LIGO gravitational waves: Black hole detectors to get upgrade
- Published
The UK and US governments will spend £25m upgrading the machines that made the historic first detection of gravitational waves in 2015.
The improved instruments will be able to sense collisions of black holes nearly twice as far away.
By 2024, they should be able to observe in unprecedented detail more than three such cataclysmic events every day.
Details were announced at the American Association for the Advancement of Science meeting, external in Washington DC.
Prof Sheila Rowan, of Glasgow University, who will be among those leading the project, said the upgrade would help us understand more about gravity, black holes and neutron stars.
"We have already learned so much from the 10 black-hole and one neutron-star collisions we have already observed," she told BBC News.
"We are still at the very start of what [the instrument] can deliver for us across a number of areas of science."
What are Gravitational Waves?
Gravitational waves are ripples that are sent across the Universe when the gravity in a certain point in space suddenly changes, caused by the collision of two black holes, for example. The process is similar to the ripples caused by a pebble thrown into a pond, but in the case of gravitational waves, space and everything in it is the pond.

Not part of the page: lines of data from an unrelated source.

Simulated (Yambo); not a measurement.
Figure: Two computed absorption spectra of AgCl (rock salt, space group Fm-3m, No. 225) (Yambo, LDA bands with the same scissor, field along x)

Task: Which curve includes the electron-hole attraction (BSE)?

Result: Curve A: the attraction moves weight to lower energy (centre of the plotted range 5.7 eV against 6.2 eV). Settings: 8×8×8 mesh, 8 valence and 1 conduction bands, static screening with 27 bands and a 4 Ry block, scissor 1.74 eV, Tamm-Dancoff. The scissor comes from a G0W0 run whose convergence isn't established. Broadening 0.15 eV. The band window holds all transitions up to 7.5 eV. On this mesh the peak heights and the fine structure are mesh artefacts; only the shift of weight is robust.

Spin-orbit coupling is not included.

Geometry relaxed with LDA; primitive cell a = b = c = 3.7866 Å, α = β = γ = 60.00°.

Like those water ripples, everything in the path of the waves - the stars, planets, houses, even people - get fractionally taller and slimmer and then shorter and fatter, as the disturbance passes by. But the distortions are tiny - much less than the width of an atom.
Einstein predicted the existence of such waves in 1916, but is reported to have said that they were too small to ever be detected. But he was proved both right and wrong 100 years later, when an international team detected them for the first time using a pair of 4km-long L-shaped machines called Advanced LIGO.
How does Advanced LIGO work?
Extremely well, say the researchers involved. In fact, the machines detected gravitational waves soon after they were turned on.
The LIGO team went on to detect nine more black hole collisions and one collision of two dead stars, called neutron stars, in the two years following the initial discovery. This suggested that we live in a violent Universe, where such cataclysmic events are the norm.
The L-shaped instruments are essentially made up of two highly accurate rulers at 90 degrees to each other. Each arm has a laser beam that bounces off a mirror at the other end. The time it takes to return is a measure of the length of each arm.
When gravitational waves arrive from space, the L-shape is first stretched and then squashed by a tiny amount for a fraction of a second, but it's enough of a change to be detected.
What will the upgrade be called?
Unimaginatively, it will be called Advanced Ligo Plus, but that does mean it can be abbreviated to A+, which the marketing people are sure to like.
Much of the "plussing" will be carried out by a UK team led by researchers at the Institute for Gravitational Research at Glasgow University, which has the expertise to build the high-precision instruments needed to measure the minuscule distortions gravitational waves create.
Researchers there will be increasing the sensitivity in four ways.
First, they will have better, shinier mirrors; second, the mirrors will have an improved coating, which reduces the wobbling of molecules on the surface; third, the suspension system on which the mirrors are hung will be made even more stable, and, lastly, light is known to be fuzzy at the quantum level. With the help of a team in Australia, researchers are sharpening the light by squeezing the fuzziness.
What will A+ study?
By being able to detect more black hole collisions, researchers will be able to learn more about them, especially at their edges, where the known laws of physics start to break down.
As well as an increase in quantity, scientists will be able to observe collisions in much greater resolution - in ultra-high definition compared with what they can currently detect. Harder to detect are the collisions of dead stars, called neutron stars.
These are fascinating because all the burning gas has collapsed into itself to form a super-dense material. One teaspoon of the material weighs 10 million tonnes.
Physicists want to know what this material is like. And it's thought that neutron stars produce gold and platinum and other heavy metals when they collide.
So far, the current instruments have detected just one. A+ should be able to detect 13 each month.
And, perhaps most intriguingly, A+ might be able to resolve a mystery about the speed at which the Universe is expanding.
Ground-based telescopes looking at far away supernovas come up with a different answer to the Planck space telescope, which examined the cosmic radiation left over from the Big Bang.
A+ will measure the expansion by looking at the behaviour of gravitational waves. It will either find that measurements from the ground telescopes or Planck are flawed in some way, or, hopefully, that something really weird is going on that opens the door to new physics.